| Features, Nonfiction

The Past in Nonfiction

Blog Leslie Maxwell

Suzanne Berne writes about her search for a grandmother she never knew, a mother her father never knew: her grandmother died when her father was a little boy….I’m curious: Do you write about the past you weren’t there for in nonfiction? How do you handle it?

A few weeks ago, I was lucky to get a chance to have a master class with Suzanne Berne, a novelist and nonfiction writer, who was visiting George Mason University.

In Berne’s nonfiction book, called Missing Lucile, she writes about her search for a grandmother she never knew, a mother her father never knew: her grandmother died when her father was a little boy. And she does, in my opinion, a really amazing job of letting the reader know when she is imagining something about her grandmother. She also did an astonishing amount of research about the locations and places and people surrounding her grandmother’s life.

In the master class with her, we talked a lot about writing about the distant past—the past you weren’t there for—in nonfiction. We talked about imagining, but letting the reader know that you’re imagining a scene or an event or a conversation, letting the reader know that whatever you’re imagining didn’t actually happen.

I always feel as if I have a hard time writing about things I imagine when I write nonfiction, and I’m curious: Do you write about the past you weren’t there for in nonfiction? How do you handle it?

Leslie Maxwell is the nonfiction editor at Phoebe.

 


 

5 Replies to “The Past in Nonfiction”

  1. I’m a Certified Genealogist who specializes in writing family history narratives and coaching writers on how to write about their ancestors and the distant past without fictionalizing. Depending on the records an ancestor created and that have survived, a nonfiction writer can legitimately dramatize scenes based on accounts in newspapers, military records, court documents, diaries, letters, and other records. When we can’t be certain about an ancestor’s life, we research the historical context to reveal the typical experiences of people like our ancestors. Through speculation, then, we can envision what our ancestors’ lives were probably like.

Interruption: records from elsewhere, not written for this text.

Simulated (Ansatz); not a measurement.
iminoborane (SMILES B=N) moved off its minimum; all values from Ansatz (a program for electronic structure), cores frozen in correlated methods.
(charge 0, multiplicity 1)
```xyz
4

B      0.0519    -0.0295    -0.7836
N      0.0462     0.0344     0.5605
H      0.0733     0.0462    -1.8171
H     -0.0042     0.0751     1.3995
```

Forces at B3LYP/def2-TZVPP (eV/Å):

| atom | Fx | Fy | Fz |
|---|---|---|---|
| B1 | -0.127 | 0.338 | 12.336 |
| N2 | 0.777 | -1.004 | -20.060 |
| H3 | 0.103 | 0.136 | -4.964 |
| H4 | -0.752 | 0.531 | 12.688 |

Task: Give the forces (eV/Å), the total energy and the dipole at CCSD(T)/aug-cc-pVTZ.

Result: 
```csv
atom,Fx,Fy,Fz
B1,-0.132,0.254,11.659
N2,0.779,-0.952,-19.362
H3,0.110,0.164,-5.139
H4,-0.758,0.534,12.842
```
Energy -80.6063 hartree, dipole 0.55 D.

    Thanks for mentioning Suzanne Berne’s book. I’m looking forward to reading it. I’m always on the lookout for good nonfiction narratives about the past to recommend to my clients and students.

    Sharon DeBartolo Carmack, CG, MFA
    Author of You Can Write Your Family History and “Family History Narrative: Genealogy Finds Creative Nonfiction,” Creative Nonfiction 41 (Spring 2011): 66-68.

  2. Leslie M. says:

    Sharon, thanks for your note! I like, in your piece, how you talk about what it actually means to put your family in a historical context. I also like this tip that you give: “To ensure you’re staying within the realm of nonfiction, whenever you write a statement of fact, ask yourself, ‘How do I know this?'” It seems like a good rule to go by. And I appreciate that you use speculation. It seems like a helpful technique. I’m curious: how do you balance fact with speculation?

  3. Leslie,

    Thanks for your question. Balancing fact with speculation is tricky, and I think it’s something you eventually develop a feel for the more you write about the distant past. Too much speculation has the potential for crossing into fiction. You balance the two by making sure you’ve done exhaustive research both on the person and everyone the person might have come into contact with, as well as researching the typical behaviors of people of the past. Speculation should be based on sound research and historical fact, not created out of thin air.

    Of course, new research tomorrow, next month, or most definitely after the book’s been published, could change what you’ve speculated about today. That’s why there is more than one biography of George Washington, Benjamin Franklin, or any number of people. There is no final word when you write about the past. New records come to light everyday, as well as new interpretations of those records. We can speculate based only on our present-day knowledge and research.

  4. Sharon, that makes a lot of sense. Thanks for responding to my question! It seems to me that you’re right on when you say that too much speculation has the potential for crossing into fiction. Have you read the new Ann Beattie book, Mrs. Nixon? I heard her read the other week, and she does some of this imagining, too, in the book. I haven’t read it yet, but it’s on my list! It seems that she uses her own life to sort of imagine scenes of Pat Nixon’s life. It sounds really interesting!

    I also appreciate your statement that there is no final word when it comes to the past — it’s what makes writing about both so challenging and so rewarding, methinks!

  5. Leslie,

    I’ve not yet read the new Ann Beattie book, but will add it to my list as well. I just received a copy of Missing Lucille and am anxious to start it.

    A recent favorite of mine is a historical true crime called Murder of the Century: The Gilded Age Crime That Scandalized a City & Sparked the Tabloid Wars by Paul Collins. It’s a well-crafted narrative nonfiction account, but what is so amazing about it is the author relied primarily on newspaper accounts to weave together the story.